Saturday, November 22, 2014

What is Missing?

Still from Maya Lin’s video Unchopping a Tree

Acclaimed artist, architect, and designer Maya Lin (best known as the designer of the Vietnam Veterans Memorial in Washington, DC) delivered the Oregon Humanities Center’s O’Fallon Memorial Lecture this past Thursday at the University of Oregon. I fully expected to be impressed by a review of Lin’s extraordinary oeuvre. What I and the many others who packed the EMU Ballroom didn’t expect was to come away both shaken and moved by what she has described as her latest and final memorial project: What is Missing? 

What is Missing? blends art and science to raise awareness about the ongoing loss of biodiversity and natural habitats. It is a multi-media, multi-site memorial that aims to build awareness about species loss and highlight what scientists and environmental groups throughout the world are doing to protect species and habitats. Maya Lin’s intent is to bring the magnitude of the sixth extinction to our attention through artistic means. 

Many of us are fully aware that we’re on the brink of a sixth mass extinction on par with the five others that have punctuated our planet’s history. I fear we may have already passed the tipping point insofar as large-scale climate change (and its concomitant and exponential acceleration of habitat and species loss) is concerned. It is beyond tragic. What is Missing? alerts us about the very real immediacy of the crisis and how catastrophic and dreadful its impacts will be if we choose to do nothing. This shouldn’t be necessary, and yet there I was in the audience shocked again by the magnitude of the calamity unfolding before us. It’s far too easy for me—for all of us—to ignore or forget our responsibilities to protect our planet when our day-to-day concerns are so distracting. 

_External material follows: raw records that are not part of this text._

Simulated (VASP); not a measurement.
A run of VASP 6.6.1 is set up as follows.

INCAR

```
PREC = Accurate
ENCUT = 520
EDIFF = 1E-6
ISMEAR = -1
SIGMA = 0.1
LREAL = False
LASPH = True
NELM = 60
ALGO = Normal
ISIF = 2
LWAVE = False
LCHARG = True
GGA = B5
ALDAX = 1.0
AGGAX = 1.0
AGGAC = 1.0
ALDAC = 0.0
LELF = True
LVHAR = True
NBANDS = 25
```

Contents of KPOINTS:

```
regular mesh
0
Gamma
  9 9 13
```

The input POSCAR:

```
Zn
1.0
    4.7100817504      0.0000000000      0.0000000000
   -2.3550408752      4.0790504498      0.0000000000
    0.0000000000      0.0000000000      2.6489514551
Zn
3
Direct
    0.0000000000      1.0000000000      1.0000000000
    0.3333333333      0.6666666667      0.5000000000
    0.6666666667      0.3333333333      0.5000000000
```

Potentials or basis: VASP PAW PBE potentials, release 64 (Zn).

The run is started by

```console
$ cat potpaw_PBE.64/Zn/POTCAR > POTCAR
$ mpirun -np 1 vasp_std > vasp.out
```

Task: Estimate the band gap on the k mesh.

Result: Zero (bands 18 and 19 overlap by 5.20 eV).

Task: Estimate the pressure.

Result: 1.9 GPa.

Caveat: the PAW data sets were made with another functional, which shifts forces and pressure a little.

What is Missing? debuted in 2009. Since then Lin has continuously been working on the ambitious undertaking in the form of multiple permanent and temporary art installations, more than 70 videos, and the What is Missing? interactive website(1). Among other things, she uses her work to emphasize the importance of preventing deforestation as a way of reducing emissions and protecting animals and habitat. She engages her audience through interactive media, asking visitors who view (and listen to) her work to contribute their own stories of loss and or recovery in the natural world.

I’m surprised I wasn’t previously aware of Maya Lin’s What is Missing? project. I like to think I’m pretty well-informed when it comes to the activities of the most notable thought-leaders in the design universe but I obviously wasn’t paying attention to what may prove to be her magnum opus. 

Lin did not devote the entirety of the lecture to What is Missing? She initially offered a brisk overview of her career’s work, glossing over her most familiar pieces (such as the Vietnam Veterans Memorial, the Civil Rights Memorial in Montgomery, the Women’s Table at Yale University, and the Wave Field at the University of Michigan). She did dedicate more time to the Confluence Project, perhaps because of the relative proximity of that series of outdoor installations and interpretive artworks to Eugene. Of these, I found the yet-to-be completed Celilo Park site the most intriguing, in part because of my familiarity with its important story(2)
Celilo Falls, before the falls were flooded by The Dalles Dam in 1957.

Maya Lin is obviously brilliant. She’s been blessed with opportunities to deliver her messages in ways that are impactful, perspective-altering, and thought-provoking. She is the rare personification of a total artist, equally at home with a variety of media at all scales. What is Missing? may be her “last” memorial but I fully expect she’ll never finish it, at least without the confidence that humankind has taken heed of its message. 
Click the link below for a video of Maya Lin’s complete November 20 lecture:

(1)    Curiously, the What is Missing? website appears to be inactive at the moment.

(2)    Years ago, my wife worked as an archaeologist on digs in the vicinity of where the now-lost Celilo Falls once served as a gathering place for thousands of Native Americans and an important salmon fishery.

1 comment:

Anonymous said...

And in most cases those trees are completely wasted, just burned up where they are felled to simply clear the land to grow more coffee or corn. And those crops just deplete the delicate land. This is a crime against nature.